Collaboration with access to same Audacity project

Hi.

I am new to Audacity and was hoping someone could help me a couple of questions.
I’m a drummer in UK working on songs with a songwriter in the US.
I have an electronic drum kit (Roland TD-6), a focusrite and a MacBook.
My US colleague has an eight-track and a Windows-based computer.
The idea is he writes a backing track (which I get access to) then I record the drum part on a separate track in the project, then he takes back control and finishes the song.
Is this possible using Audacity?
How do we both get access to the same project, allowing us to dip in and out?
(I’d rather not the project back and forth using dropbox or equivalent)

Thanks very much

I’ve been working collaboratively myself recently. The way that I’ve been handling this is to use “Export Multiple” to export each track as 24-bit WAV files. The remote party began the project and wanted to record with a sample rate of 48 kHz, so I set Audacity to also use 48 kHz (48000 Hz) sample rate.

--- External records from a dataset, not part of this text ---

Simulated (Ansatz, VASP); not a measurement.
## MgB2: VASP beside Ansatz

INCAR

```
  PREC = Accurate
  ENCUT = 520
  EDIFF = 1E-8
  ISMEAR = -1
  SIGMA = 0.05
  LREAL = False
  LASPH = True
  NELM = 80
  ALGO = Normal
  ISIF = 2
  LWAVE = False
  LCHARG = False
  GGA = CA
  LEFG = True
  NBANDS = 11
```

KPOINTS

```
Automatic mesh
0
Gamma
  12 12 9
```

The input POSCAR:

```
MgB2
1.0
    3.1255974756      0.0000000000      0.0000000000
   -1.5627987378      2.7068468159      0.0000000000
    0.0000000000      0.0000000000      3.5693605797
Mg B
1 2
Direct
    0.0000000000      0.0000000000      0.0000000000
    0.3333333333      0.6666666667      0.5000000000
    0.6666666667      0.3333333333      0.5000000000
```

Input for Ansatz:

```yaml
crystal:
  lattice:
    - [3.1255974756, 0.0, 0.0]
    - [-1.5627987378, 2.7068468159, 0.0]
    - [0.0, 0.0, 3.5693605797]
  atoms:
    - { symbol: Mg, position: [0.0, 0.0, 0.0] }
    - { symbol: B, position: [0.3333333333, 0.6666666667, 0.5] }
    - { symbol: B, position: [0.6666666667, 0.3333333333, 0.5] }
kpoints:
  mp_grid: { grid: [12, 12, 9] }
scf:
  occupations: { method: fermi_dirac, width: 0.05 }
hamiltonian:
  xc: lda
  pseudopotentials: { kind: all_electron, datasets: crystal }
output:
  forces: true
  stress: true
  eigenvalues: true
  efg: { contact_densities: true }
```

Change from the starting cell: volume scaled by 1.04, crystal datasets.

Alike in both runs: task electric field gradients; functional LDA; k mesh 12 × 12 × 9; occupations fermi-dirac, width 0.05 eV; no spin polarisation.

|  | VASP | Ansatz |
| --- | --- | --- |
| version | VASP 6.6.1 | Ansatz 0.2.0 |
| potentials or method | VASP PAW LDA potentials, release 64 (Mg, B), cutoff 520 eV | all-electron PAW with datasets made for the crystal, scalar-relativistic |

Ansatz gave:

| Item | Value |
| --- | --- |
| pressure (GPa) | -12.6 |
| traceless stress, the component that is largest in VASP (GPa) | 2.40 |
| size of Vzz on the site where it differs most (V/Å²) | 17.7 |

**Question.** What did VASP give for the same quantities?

We share the WAV files via dropbox, so we both have access to all of the files. Uploading a single track is much quicker that having to upload the entire project.

For safety, we both keep local copies of all of the files.

All of the recordings are “clean” / “dry” (no effects). Effects will be added later when they mix down.

A good thing about this way of working is that it does not matter if they use Audacity, Reaper, ProTools or anything else, as nearly all editors / DAWs can work with 24-bit WAV.

One important thing is that all files must start at time = zero (padded with silence at the beginning if necessary). This is required so that the audio will line up correctly, even for parts that don’t start straight away. Audacity does this by default.

I agree that it’s probably better if you can share WAV (or FLAC) files.

And just as a “project organization” issue, it’s best if one person is in charge of the overall project and the mixing.

AUP3 files require an NTFS drive and sometimes people have trouble with “the cloud”. The latency (delay) with remote storage might cause issues too.

And WAV (or FLAC) files are just “simpler” than the AUP3 database file and are less trouble-prone.

You can store (or back-up) an AUP3 file remotely and it should be OK if everybody downloads the file to their local hard drive before opening, and then save to their local drive before uploading it again.

P.S.
An unrelated thing to look-out for: If anybody is using a “regular soundcard”, the sample-rate clock can be off. (No clock is “perfect”.) When you record on one device and play-back on another, you can get pitch and timing differences.

Sometimes this happens if somebody is recording with a USB mic while listening to a backing track from their soundcard. Everything can be in-tune “live” but when the tracks are mixed they are out-of-tune with each other.

Usually it’s a pitch problem because it doesn’t take much to be out-of-pitch with the other track. (Not a problem with drums). Usually the timing/tempo aren’t off enough to cause a problem over the length of a song, but they can be out-of-sync after a “concert length” performance.